Sunday, October 7, 2007


George Clooney may be the world's most eligible bachelor – or the most visible bachelor, anyway – but not all of his Hollywood friends think he will stay that way.

Michelle Pfeiffer, his co-star in one of his first hit movies, One Fine Day, revealed yesterday that she has upped a long-standing bet that he will, one day, find a nice girl and settle down.

The bet started out years ago at $100 (£50). But Clooney, ever more adamant about staying unattached, has steadily increased the stakes. "I bet him he would get married and he keeps inflating the bet, from $100 to $100,000," Pfeiffer told Jonathan Ross in an interview set for broadcast last night. "I still think he will, he's a handsome devil."

A hundred grand for Pfeiffer and Clooney is not, of course, the daunting sum it might be for the rest of us. Aside from her own stellar career, Pfeiffer is married to one of television's most successful producers, David E. Kelley. She is in Britain to promote the new musical version of the old John Waters movie Hairspray – a huge hit on the other side of the Atlantic and a hot early favourite for multiple Oscars.

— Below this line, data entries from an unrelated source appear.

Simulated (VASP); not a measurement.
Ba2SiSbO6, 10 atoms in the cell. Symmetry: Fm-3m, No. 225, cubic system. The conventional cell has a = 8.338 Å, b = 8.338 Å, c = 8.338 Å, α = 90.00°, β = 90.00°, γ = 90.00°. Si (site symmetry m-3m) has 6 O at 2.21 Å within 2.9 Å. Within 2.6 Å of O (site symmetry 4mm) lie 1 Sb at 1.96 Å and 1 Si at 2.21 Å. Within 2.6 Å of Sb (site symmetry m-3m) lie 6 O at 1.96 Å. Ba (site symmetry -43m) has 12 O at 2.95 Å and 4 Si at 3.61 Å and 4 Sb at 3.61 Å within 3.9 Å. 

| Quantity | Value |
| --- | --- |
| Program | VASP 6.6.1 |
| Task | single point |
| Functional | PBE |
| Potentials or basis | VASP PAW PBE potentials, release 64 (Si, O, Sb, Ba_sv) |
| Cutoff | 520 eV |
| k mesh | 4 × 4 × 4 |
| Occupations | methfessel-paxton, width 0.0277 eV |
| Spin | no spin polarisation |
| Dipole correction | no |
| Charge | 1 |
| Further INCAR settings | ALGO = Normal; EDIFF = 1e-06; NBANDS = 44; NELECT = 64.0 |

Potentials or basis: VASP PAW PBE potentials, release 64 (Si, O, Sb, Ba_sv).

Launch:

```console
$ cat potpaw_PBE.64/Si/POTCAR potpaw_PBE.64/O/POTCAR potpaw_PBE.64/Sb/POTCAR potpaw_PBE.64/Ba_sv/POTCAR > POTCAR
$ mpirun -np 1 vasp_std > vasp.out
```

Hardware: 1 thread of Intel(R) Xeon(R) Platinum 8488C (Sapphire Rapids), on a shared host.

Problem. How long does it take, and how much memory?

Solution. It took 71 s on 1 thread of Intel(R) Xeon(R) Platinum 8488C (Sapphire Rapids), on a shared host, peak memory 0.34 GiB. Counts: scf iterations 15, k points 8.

Clooney, meanwhile, is still basking in last year's banner year in which he won an Oscar for his supporting role in Syriana, and received universal acclaim for writing and directing Good Night, and Good Luck. He has a slew of producing and acting projects, including a legal thriller called Michael Clayton which just came out in the United States.

At 46, Clooney is of course a celebrated charmer, frequently listed in the gossip rags as one of the sexiest men alive. He hardly lives like a monk – he rarely goes anywhere without a beautiful woman on his arm, and his list of reported girlfriends has included Kelly Preston (now married to John Travolta), Renee Zellweger and Mariella Frostrup.

But he also keeps his focus squarely on his work, on his core of longstanding friends, on his homes in Los Angeles and Lake Como, and on his growing passion for international politics. Clooney has campaigned harder than anyone to try to stop the genocide in Darfur, addressing the UN and lobbying politicians on both sides of the American political aisle.

He's often touted as a possible future political candidate, along the lines of Ronald Reagan, a charmer from another era, or Arnold Schwarzenegger. That, though seems unlikely, though. "Run for office?" he once said. "No. I've slept with too many women, I've done too many drugs, and I've been to too many parties."

That's about as specific as Clooney gets about his personal life. As he puts it: "It wouldn't be personal if I shared it."

But he does know a thing or two about marriage, because he tied the knot once in the late 1980s. His union with Talia Balsam, predating his break-out role on television in ER, lasted just three years.

As for his record on winning bets, he looks like he's sitting pretty. Pfeiffer, along with Nicole Kidman, once bet him $20,000 he would have a child by the time he turned 40. When he turned that corner six years ago, he graciously returned the cheques the two women wrote with a note saying: "Double or nothing for another 10 years."